The opposition Socialist Party and trade unions across France on Thursday sharply criticised President Nicolas Sarkozy's plans to raise the retirement age from 60 to 62. His government on Wednesday unveiled a controversial plan to raise the retirement age over the next eight years and to drastically reduce the special pension benefits that make France a pensioner's haven. Finance Minister Eric Woerth announcing the measures said they would allow the government to eliminate the retirement system's nearly $40-billion deficit by 2018.
In an angry retort, trades unions which described the government's plan as “favouring the rich” and “totally unjust” have called for mass strikes and industrial action following the summer break when France returns to work in September.
Mr. Sarkozy has been extremely clever, revealing his plan in dribs and drabs, effectively taking the wind out of the opposition's sails. The announcement of the plan a mere 15 days before the country stops work for the long summer break means that the unions cannot organise industrial action and strike while the iron is hot.

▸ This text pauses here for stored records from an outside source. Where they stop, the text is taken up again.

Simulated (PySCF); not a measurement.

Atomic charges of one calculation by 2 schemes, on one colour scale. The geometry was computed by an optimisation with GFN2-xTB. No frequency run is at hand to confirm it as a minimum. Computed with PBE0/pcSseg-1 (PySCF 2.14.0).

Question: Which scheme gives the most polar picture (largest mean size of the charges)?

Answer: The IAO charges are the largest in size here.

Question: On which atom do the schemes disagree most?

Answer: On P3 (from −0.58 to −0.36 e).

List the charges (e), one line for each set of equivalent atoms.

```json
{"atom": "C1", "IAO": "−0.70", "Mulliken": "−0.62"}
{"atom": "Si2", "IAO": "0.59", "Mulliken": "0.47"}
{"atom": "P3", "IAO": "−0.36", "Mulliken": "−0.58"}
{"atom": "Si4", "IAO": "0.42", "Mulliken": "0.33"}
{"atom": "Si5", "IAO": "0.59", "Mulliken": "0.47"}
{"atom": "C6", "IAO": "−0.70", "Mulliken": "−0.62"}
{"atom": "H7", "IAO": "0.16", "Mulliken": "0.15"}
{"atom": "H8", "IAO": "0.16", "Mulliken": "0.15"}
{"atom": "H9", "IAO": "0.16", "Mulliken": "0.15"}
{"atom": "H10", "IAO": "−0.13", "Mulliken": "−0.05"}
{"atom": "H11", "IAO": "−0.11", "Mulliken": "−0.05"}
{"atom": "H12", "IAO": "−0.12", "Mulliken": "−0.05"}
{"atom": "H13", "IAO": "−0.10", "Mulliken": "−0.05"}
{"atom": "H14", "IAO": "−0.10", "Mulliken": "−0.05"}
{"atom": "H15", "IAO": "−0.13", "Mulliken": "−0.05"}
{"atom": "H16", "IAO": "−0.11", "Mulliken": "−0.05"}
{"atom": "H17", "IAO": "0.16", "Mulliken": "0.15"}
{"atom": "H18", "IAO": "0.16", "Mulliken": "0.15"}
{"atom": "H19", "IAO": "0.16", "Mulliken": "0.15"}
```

Mr. Sarkozy has gambled that by the time the workforce gets back into harness in September, most French people would have digested his pension reforms. An opinion poll, however, showed that over 60 per cent of the French were opposed to increasing the retirement age.
For years, there has been talk of increasing the retirement age. This is because of changes in the demography. French people live much longer than before. They also produce far less children than before, with the result that there are more retirees than there are workers to replenish the pension fund. With people living healthy lives until well into their 80s, it seems logical that they should continue working at least until 65. But each time the government has tried to introduce changes these have been torpedoed by crippling strikes, staged mainly by public sector workers who have the most to lose.
Now with the economic crisis limiting state spending, polls show that most French are resigned to a degree of changes to reduce the nation's debt. The announcement puts France in line with other European countries making unpopular budget cuts. Governments across the continent are struggling to control massive deficits made worse by the global economic crisis and to calm fears of resulting financial instability within the European Union.
Retirement age will increase by increments of four months per year, starting with people born in 1951. Workers with physically harmful jobs will be able to retire at the current limit.
Part of the plan to reach a balanced budget by 2018 depends on job growth. However, some economists fear that spending cuts made across Europe, at a relatively rapid pace, could end up slowing the economic growth needed to balance those budgets.
A report “France to raise retirement age” (“International” page, June 18, 2010) incorrectly referred to Eric Woerth as the Finance Minister (first paragraph). The writer clarifies that Mr. Woerth has long been on the financial and tax side and was Minister of Budget until 2010. However, his tendency to nibble at some of the responsibilities of Finance Minister Christine Lagarde has earned him the nickname of “finance minister (bis)” meaning “additional”. He is now the Labour Minister. (Even in this latest series of measures on pensions, he has introduced fresh taxes, which is not really his domain but that of the new Budget Minister Francois Baroin.)